Thursday, June 16, 2011

How Deregulation Hurts the Economy

Suppose that gambling were illegal. That restriction would be a governmental regulation. Then suppose that the government legalized gambling. That would be a deregulation.

Gambling can have victims, such as a gambler’s family, when the gambler squanders his earnings on games of chance rather than feed and house his family. Suppose then to avoid the deprivation to family members, the government bailed out gamblers. The government would give losing gamblers back their money, to avoid possible harm to their families.

What would be the result? Obviously there would be a huge amount of gambling. If one wins, one keeps the gains. If the gambler loses, he gets back his losses. The great increase in gambling would generate a huge amount of government spending in bailing out the gamblers who statistically would lose more than half the time.

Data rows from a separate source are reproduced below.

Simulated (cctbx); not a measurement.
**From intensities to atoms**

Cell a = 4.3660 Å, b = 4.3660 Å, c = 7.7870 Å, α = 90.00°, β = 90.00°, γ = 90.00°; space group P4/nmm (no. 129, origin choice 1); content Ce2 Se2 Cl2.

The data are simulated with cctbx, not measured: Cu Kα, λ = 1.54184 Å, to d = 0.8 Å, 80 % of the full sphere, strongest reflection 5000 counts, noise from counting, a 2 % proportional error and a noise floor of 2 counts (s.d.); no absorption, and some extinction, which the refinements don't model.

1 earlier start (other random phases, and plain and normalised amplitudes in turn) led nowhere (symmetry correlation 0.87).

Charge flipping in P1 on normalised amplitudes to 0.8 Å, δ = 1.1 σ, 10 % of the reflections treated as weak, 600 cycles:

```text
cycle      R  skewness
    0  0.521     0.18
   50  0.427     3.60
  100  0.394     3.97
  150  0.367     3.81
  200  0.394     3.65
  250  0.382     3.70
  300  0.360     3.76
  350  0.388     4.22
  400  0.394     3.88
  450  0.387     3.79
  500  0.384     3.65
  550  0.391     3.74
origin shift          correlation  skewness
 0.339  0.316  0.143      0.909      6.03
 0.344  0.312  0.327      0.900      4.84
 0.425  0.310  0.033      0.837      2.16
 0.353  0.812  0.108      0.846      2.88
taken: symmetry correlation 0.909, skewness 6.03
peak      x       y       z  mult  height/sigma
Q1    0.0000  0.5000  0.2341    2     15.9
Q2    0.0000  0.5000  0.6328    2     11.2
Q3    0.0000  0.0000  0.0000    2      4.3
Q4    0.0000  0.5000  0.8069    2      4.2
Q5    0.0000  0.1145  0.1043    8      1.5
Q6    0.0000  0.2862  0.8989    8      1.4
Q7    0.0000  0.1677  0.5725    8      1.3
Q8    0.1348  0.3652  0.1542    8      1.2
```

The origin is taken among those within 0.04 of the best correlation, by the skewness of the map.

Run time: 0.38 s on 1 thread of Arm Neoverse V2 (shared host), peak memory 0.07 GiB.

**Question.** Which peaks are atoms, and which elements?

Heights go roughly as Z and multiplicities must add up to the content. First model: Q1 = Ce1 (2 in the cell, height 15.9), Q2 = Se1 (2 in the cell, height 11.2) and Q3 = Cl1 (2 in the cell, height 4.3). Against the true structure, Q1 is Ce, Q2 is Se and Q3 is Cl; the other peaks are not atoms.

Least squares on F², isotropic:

The resulting huge increase in government spending would either stifle the economy with higher taxes or else generate an ever greater government debt. Either result would hurt the economy.

But which policy caused the damage? Is it the deregulation of legalizing gambling, or is it the subsidy to gambling? Clearly the damage to the economy would be caused by the subsidy. Without a subsidy, gambling could hurt individual families, but not the whole economy. The subsidy to gambling would generate major damage to the whole economy as deficits escalated, raising interest rates, reducing investment and growth, and ultimately resulting in a debt default.

The deregulation of the financial industry is similar to the deregulation of gambling. When speculators bear their own losses, this does not damage the economy as a whole. But when government bails out the losing speculators, that causes “moral hazard,” the taking on of excessive risk because the speculators know the government will share the losses.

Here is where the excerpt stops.